Moments

July 11, 2018

Go Camping, they said. It’ll be fun, they said.  So, with a blank calendar both weekend days, and for no particular reason than to get unplugged for a while, us city folk hitched on the camper-trailer and headed for cowpad country.

One could question the sense of a one-night trip; all that packing and driving and unpacking for less than 24hrs? (And yes, on our return I did wash four heads of hair twice each to exorcise that smoky campfire smell). But the beauty of knowing it’s just one night makes you way less precious packing (hey, if we forget it, we’ll be back tomorrow). Besides, everyone knows that the first night of a trip when enthusiasm is in full flush and expectations are high often plays out to be the best night of a downhill run (as the tiredness/hangover/sandy bed is yet to make an appearance). So, in some ways, mini-trips are adventuring at its most efficient.

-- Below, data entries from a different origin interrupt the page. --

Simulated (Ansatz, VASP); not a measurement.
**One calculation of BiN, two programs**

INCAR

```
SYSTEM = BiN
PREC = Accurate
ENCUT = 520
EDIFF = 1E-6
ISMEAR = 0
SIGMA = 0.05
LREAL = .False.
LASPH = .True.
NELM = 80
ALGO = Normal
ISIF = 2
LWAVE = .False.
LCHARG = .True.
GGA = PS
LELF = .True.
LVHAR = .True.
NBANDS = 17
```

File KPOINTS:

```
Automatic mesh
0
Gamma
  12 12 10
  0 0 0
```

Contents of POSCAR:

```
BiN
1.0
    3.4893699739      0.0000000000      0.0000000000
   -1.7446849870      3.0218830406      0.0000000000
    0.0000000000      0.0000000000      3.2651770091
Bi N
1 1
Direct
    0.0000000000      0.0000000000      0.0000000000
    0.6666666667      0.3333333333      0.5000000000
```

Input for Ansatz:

The bubbling excitement of finding beanies, marshmallows and sleeping bags did take a dip when I mentioned the iPads were specifically uninvited, but the boys soon found pressing activities to fill the time like ideal marshmallow-stick procurement and kindling appraisal duties. Bike paths and creek beds were explored, pizza and marshmallows were burned, and even a few books were cracked opened (which I was too scared to mention out loud in case they closed them again).  We saw giant centipedes, pink shiny beetles, a family movie in a hay barn, and a dog with a bowtie.

The weekend was not without low points; the skinned knees and windburn, the cold four-am pee in the bush, the argy-bargy over who stole the last biscuit/got the good chair/the good bed (not to mention an inordinate amount of chip-consumption per capita and my niggling fear that I’d started a career raising little arsonists).

There were also the incidents – running out of gas (the oven, not the dog), a curious decision by one pyromaniac to pour water over the fire we’d painstakingly built ‘to see what happens’ and wishing the dog’s new coat came with a bidet after what ensued after the emergency roadside toilet break. But what day in the life of parents of three boys and one canine is ever incident free? I’m nothing if not realistic.   

Travel with kids outside your comfort zone usually creates extremes, both good and bad. If I counted the ‘good’ bits (a peaceful sunset nursing a wine, hoeing into wood-fired toast and bacon and eggs in the crisp country air, and seeing the boys watching the sky instead of a screen), with the humdrum hours of washing and organizing you need to do to get there, it would be a fairly unbalanced equation. Perhaps I have low standards, but my theory is, if any trip has one unique, perfect moment – a joke everyone belly-laughs at, a song everyone screams to, a cow you catch mid-crap that makes your children cackle – just a second where you forget your everyday routine and just experience something new together, you’re winning.

And to create that only takes a moment.